AIG & Hartford Book Value Metrics - Which To Use?
Adam is a member of The Motley Fool Blog Network -- entries represent the personal opinion of the blogger and are not formally edited.
I've been looking into ways to get exposure to the insurance industry, and have narrowed the search to two companies: AIG (NYSE: AIG) and The Hartford Group (NYSE: HIG). Both appear to be compelling investments at first glance.
AIG provides a range of insurance and financial services. The company received a huge bailout during the financial crisis and is now a hedge fund darling that is either loved or hated by the investor community. The stock sports a great PEG ratio of 0.95 and has a mountain of cash on it's balance sheet. The Hartford Group is a much smaller company that also provides various insurance and financial service products. The stock has flown under the radar, but is up over 14% this year. The stock also sports a PEG ratio of 1.2. Both companies are also buying back debt to shore up their balance sheets.
While researching these companies, I was struck by an interesting metric that both companies report. Both AIG and The Hartford report both a “Book Value Including AOCI” and a “Book Value Excluding AOCI.” After some research, I learned that AOCI stands for Accumulated Other Comprehensive Income. Essentially, this metric includes unrealized gains and losses from non-core activities such as cash flow hedges and actuarial gains and losses.
Each company addresses which of the two metrics they suggest be used in their 10-K:
“We believe Book Value Per Share Excluding AOCI is useful to investors because it eliminates the effect of non-cash items that can fluctuate significantly from period to period, including changes in fair value of our available for sale portfolio and foreign currency translation adjustments.” – AIG Q4 2012 Form 10-K
“The Hartford believes book value per diluted common share excluding AOCI is useful to investors because it eliminates the effect of items that can fluctuate significantly from period to period, primarily based on changes in market value.” – The Hartford Q4 2012 Form 10-K
But after additional digging, I found an academic study that was done by Dr. Doron Nissim at Columbia Business School in 2011. His study concluded that excluding AOCI from insurance company valuations worsened the valuation accuracy. It is typical for insurance company analysts to use the book value ex. AOCI because, as both companies mention above, the AOCI metric can be volatile, and excluding this value helps stabilize the valuation metrics.
The tables below present the book values for AIG and Hartford, including and excluding AOCI for year-end 2011 and 2012.
Those who are bullish on these companies should like the idea of book value including AOCI being more accurate because it has grown faster than the company’s book value excluding AOCI.
Keep this study in mind when looking at valuations of insurance comparisons in the future.

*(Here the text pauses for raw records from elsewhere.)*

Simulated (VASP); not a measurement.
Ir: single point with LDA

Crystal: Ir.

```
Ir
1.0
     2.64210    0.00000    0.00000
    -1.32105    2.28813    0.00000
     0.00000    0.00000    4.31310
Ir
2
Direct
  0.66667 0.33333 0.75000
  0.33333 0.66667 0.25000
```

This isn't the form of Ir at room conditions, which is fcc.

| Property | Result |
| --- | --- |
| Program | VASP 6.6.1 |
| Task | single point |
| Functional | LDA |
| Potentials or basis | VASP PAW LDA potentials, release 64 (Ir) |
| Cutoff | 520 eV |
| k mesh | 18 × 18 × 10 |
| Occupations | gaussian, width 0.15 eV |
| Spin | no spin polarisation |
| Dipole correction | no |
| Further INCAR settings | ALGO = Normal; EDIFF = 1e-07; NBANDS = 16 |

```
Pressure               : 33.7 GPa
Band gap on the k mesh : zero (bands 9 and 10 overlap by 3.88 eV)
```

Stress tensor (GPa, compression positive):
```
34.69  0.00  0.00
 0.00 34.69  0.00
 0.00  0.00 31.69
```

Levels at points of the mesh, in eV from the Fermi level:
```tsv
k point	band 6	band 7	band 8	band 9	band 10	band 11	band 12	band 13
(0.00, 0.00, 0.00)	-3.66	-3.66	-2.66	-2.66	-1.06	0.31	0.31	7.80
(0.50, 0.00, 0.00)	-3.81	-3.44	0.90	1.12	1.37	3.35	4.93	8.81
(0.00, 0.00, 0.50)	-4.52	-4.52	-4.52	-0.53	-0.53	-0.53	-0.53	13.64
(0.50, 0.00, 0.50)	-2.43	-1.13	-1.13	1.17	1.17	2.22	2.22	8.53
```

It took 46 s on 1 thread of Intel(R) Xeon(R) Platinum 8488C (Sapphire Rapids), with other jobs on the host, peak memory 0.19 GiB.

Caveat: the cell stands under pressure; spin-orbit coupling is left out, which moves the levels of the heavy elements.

ahokiealum has a position in AIG. The Motley Fool recommends American International Group. The Motley Fool owns shares of American International Group and has the following options: Long Jan 2014 $25 Calls on American International Group. Try any of our Foolish newsletter services free for 30 days. We Fools may not all hold the same opinions, but we all believe that considering a diverse range of insights makes us better investors. The Motley Fool has a disclosure policy. Is this post wrong? Click here. Think you can do better? Join us and write your own!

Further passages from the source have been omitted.